MR. ALTERMAN: There is no such thing as reality. Reality is contestable. Mr. Kincaid and I have completely different views of affirmative action, how it works, what its importance is in society, and whether this particular case has important implications for it. There is no such thing as truth and there is no such thing as objective reality. And therefore it's very important for journalists to understand, in the larger sense, what they're writing about and try to bring some context to the report, so that people who read this can understand why it's important.

MR. MORALES: And, Cliff Kincaid, the last word to you.

MR. KINCAID: I would say that those abroad looking at the American media have to take the same attitude as American news consumers here. And all the media -- whether it's Eric Alterman's The Nation magazine or Fox News or The New York Times -- have an agenda of sorts, because true objective reporting is not possible. So, be skeptical. Consult alternative sources of information.

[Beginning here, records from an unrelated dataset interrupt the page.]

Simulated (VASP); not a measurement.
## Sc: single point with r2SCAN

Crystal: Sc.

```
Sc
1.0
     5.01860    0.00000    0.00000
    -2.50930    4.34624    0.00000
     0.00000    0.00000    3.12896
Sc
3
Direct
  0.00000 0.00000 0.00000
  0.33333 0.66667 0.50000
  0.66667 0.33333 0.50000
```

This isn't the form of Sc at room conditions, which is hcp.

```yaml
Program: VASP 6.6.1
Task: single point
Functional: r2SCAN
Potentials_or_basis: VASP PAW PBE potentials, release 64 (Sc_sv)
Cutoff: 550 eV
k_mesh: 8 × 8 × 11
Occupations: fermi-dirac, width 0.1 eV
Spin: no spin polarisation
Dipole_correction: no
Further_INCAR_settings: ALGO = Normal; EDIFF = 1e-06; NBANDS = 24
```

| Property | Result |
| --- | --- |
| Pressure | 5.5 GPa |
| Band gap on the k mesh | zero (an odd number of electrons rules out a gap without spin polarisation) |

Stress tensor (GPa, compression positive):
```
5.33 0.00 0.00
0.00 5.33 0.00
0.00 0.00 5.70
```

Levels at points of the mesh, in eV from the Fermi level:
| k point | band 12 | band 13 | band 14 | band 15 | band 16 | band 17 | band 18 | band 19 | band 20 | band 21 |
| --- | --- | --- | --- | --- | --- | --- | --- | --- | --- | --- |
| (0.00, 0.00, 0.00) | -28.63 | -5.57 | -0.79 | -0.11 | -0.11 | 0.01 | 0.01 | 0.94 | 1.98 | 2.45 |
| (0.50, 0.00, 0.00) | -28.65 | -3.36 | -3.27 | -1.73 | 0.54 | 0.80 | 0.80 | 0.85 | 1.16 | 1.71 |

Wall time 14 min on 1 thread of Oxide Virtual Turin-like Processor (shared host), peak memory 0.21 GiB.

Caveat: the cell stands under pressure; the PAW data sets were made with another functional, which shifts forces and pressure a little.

Yes, demand answers, for example, from the US Government about where the [Iraqi] weapons of mass destruction are. Were they there in the first place? Have they been transferred out of the country? These are the sorts of legitimate questions that we have to ask, not only of the US Government, but also major corporations, labor unions and the media themselves.

MR. ALTERMAN: Amen. We agree on that.

MR. MORALES: Gentlemen, we'll have to leave it there. I would like to thank my guests: Eric Alterman of The Nation magazine and Cliff Kincaid of Accuracy in Media.